Monday, August 22, 2011

The Pursuit of Artyness

My friend Emma—who now owes me five dollars for blogging about her—has been into acting since the day we met. To be exact, she has been dramatically-inclined since day one of Kindergarten when a shared pink frosted donut translated to lifelong friendship (if only it were still so easy).  Emma was the perpetual lead in our high school plays and went on to study experimental things like method acting and Ghanaian yoga at NYU’s Tisch School.  She came back to the city after college with the intention of auditioning and acting, but making dollars to write rent checks got in the way of her intentions—a tale of harsh realism we’ve all heard before—and she hasn’t done much acting since. Lately, Emma’s been excited about applying to graduate programs in social work, deciding to pursue something practical and impactful, hoping acting will fit into the life equation somehow, somewhere.    

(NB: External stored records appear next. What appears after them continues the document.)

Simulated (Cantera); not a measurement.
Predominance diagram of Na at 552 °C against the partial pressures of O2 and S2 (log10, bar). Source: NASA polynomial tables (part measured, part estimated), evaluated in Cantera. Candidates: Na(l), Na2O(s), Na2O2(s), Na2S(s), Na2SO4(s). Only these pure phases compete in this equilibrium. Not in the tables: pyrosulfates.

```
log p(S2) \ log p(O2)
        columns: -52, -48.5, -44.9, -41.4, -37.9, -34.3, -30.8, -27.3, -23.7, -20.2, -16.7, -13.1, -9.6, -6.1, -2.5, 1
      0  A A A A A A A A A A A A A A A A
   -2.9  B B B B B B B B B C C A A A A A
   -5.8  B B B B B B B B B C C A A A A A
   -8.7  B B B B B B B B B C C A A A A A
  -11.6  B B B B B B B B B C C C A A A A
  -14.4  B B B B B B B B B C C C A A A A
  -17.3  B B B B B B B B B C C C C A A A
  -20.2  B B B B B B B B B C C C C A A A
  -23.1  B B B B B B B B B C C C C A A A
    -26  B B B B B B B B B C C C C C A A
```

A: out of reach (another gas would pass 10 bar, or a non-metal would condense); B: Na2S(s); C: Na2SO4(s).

Like I said in my last entry, I’m reading Just Kids, by Patti Smith.  The book is evocative of a faded era when New York was crawling with people pursuing art with a single-mindedness bordering on shortsightedness (okay, maybe that’s not totally gone).  In the Sixties, community developed around creation, hallucinogenic drugs and depleted funds. There was a sense of being in it together for the sake of art—that which is pure and real.  Some of Smith’s friends like Robert Mapplethorpe and Allan Ginsberg hit it big; others did not and died penniless—drugged up and drugged out—with little to show for a life spent pursuing their passion. Maybe that’s just the way it's gotta be, but Smith presents a picture of starving artists who are happily (and literally) entranced in art for art’s sake—doing it because it’s what they love.  In theory, what better reason to do something?   In practice, though, the true pursuit of art falls into the annoying category of easier said than done.   

A few weeks ago, Emma was offered and accepted the female lead in a short film made by a team of Wesleyan graduates.  On a whim, Majken, Emma’s boyfriend and I went to be extras in the film, which was shot upstate at the gorgeous house of former New York Times restaurant critic Ruth Riechel.  We were part of the party scene in which we mimed drunken excitement (not too much of a stretch), sipped on Welch’s white grape juice and watched some real acting going down from the corners of our "drunken" eyes.  Even post-hiatus, Emma was in her element: natural and real.  During a break, I asked her how things were going. 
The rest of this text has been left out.